Korean economy roars aheadAs unbelievable numbers appear in economic news, prospects for the economy grow brighter. Capital investment in semiconductors in January and February surged as much as 576 percent from the same period a year ago. Exports in the first quarter tripled on-year. Automotive parts sales more than doubled in the first three months from 2008. Factories making liquid-crystal displays and petrochemical products can hardly keep up with the surge in overseas demand. The local currency’s strengthening against the U.S. dollar poses little concern for exporters as the global economy recovers. Export-driven Korea is quickly picking up speed.
The Bank of Korea recently upgraded its growth forecast for this year to 5.2 percent from 4.6 percent. Other think tanks’ estimates top 5 percent. The state-run Korea Development Institute and foreign banks are expected to raise their outlook to more than 6 percent. Korea Inc. will be returning to pre-crisis growth levels just after hovering around zero growth last year.
Some warn the figures are deceptive, as they are set against the troughs of last year, while those on the other side say that even if the economy expands more than its potential rate of around 4 percent, it won’t overheat because of last year’s low growth. The Korean economy’s recovery is indisputable. Capital investment, which plummeted 9 percent last year, will likely surge 13.4 percent this year, while 240,000 new jobs are expected and domestic consumption could rise by 4 percent. Meanwhile, consumer prices are expected to increase in the mid-2 percent range. The economy, long sustained by government spending, has gained momentum.
But the global economic environment remains murky due to the Greek credit crisis and upward pressure on the Chinese yuan. The won continues to strengthen and international raw materials prices are quickly rising.
It is high time for a calm evaluation on the economy. Authorities should signal an exit if the recovery is solid. They would have to discontinue emergency stimulus measures. If they wait too long, side effects such as inflation and asset bubbles will worsen. The government should also accelerate restructuring of the property project financing system and ailing companies.

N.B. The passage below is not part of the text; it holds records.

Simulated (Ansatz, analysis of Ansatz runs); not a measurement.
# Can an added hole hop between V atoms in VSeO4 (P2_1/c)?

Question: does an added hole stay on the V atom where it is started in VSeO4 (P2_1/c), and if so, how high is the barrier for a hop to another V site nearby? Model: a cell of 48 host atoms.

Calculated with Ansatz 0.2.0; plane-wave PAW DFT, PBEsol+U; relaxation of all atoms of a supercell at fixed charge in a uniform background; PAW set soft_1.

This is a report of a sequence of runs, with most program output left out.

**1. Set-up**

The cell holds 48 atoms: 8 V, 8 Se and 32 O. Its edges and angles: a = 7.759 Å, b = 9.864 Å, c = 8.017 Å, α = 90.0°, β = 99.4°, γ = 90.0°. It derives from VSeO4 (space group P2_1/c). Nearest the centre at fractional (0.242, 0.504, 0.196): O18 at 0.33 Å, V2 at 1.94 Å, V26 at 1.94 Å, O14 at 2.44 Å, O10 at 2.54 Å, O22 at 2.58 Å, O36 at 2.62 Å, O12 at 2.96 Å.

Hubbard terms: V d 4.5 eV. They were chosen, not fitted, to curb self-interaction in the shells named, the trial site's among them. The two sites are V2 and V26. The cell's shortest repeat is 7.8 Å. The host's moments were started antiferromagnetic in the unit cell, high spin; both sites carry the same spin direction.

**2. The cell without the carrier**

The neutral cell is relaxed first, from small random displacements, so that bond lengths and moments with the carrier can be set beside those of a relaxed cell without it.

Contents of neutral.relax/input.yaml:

Timely and sensible moves from authorities are crucial. They must come up with the best time to apply their exit plans. The economy is beginning to run on its own again, and monetary authorities should shift strategies to buttress sustainable growth. They must act on their rhetoric about green growth and companies must hone non-price competitiveness through technology and quality enhancement. We can then expect to see steady growth in jobs, consumption and an economy safely in a benign cycle.